Kappos v. Hyatt

Summarized by:

  • Court: United States Supreme Court
  • Area(s) of Law: Patents
  • Date Filed: January 8, 2011
  • Case #: 10-1219
  • Judge(s)/Court Below: 625 F.3d 1320 (Fed. Cir. 2010)
  • Full Text Opinion

(1) Whether a plaintiff appealing the denial of a patent by the Patent and Trademark Office (PTO) through the use of a civil action in Federal District Court under 35 U.S.C. § 145 may introduce new evidence that was not initially presented to the PTO; and (2) whether factual questions related to the new evidence are to be reviewed de novo or whether the district court must give deference to the PTO's decision.

Mr. Hyatt submitted 117 patent claims to the PTO which were all rejected following his initial submission. He appealed to the Board of Patent Appeals (the Board) which approved some but not all of his claims. He then opted to file a civil action in Federal District Court under § 145 to determine if he was entitled to receive patents for the remainder of his claims pending submission of new evidence.

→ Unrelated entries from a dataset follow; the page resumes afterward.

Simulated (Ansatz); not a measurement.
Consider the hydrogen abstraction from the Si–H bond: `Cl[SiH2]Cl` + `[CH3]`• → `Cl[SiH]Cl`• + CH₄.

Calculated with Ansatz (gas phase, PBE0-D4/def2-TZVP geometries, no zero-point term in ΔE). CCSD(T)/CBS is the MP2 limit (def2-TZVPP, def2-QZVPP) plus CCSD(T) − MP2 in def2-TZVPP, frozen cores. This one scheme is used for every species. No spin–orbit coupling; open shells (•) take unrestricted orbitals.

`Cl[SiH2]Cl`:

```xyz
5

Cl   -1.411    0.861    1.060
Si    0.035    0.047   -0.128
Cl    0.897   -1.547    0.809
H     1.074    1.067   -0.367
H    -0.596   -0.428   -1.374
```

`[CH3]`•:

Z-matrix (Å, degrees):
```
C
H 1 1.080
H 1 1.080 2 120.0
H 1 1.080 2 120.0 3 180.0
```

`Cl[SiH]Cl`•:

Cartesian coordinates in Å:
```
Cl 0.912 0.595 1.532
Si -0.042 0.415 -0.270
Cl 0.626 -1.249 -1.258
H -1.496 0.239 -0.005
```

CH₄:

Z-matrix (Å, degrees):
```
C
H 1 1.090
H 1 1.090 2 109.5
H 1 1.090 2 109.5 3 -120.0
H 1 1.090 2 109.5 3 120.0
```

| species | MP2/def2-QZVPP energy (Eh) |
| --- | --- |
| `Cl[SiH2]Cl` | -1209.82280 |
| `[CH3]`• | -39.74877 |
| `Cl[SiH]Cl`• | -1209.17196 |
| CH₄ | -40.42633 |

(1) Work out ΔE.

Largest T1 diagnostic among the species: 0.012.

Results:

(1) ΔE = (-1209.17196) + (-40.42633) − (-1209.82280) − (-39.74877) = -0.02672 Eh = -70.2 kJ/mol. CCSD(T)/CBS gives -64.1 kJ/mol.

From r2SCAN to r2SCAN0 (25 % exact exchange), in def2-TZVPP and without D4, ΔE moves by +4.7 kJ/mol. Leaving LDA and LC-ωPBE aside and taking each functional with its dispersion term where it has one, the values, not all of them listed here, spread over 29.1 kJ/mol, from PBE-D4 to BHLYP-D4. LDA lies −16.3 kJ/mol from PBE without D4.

The U.S. District Court for the District of Columbia sustained the decision of the Board deciding that evidence which was not submitted in the original appeal to the Board was inadmissible. The Court of Appeals determined that although review under section 145 was not strictly confined to the agency record, it was also not reviewed entirely de novo. The Court of Appeals re-heard the case en banc and vacated the judgment of the Board. The Supreme Court granted certiorari to determine whether section 145 imposed any limitations on an applicant’s right to introduce new evidence at the District Court level and whether the standard of review should be de novo, or whether decisions by the PTO should be given greater deference.

Petitioners argue that section 145 should be construed to allow for only limited additional evidence to be presented to the district court. Further, allowing such limited evidence does not justify a complete break from settled principles of agency law, which traditionally provide for deferential review of agency decisions. These decisions are made by experts in the patent field and a de novo standard denies district courts the benefit of the agency’s judgment. Petitioners emphasize the Supreme Court’s recent decision in Microsoft Corp. v. i4i Ltd. requiring ‘clear and convincing evidence’ to invalidate a patent decision made by the PTO.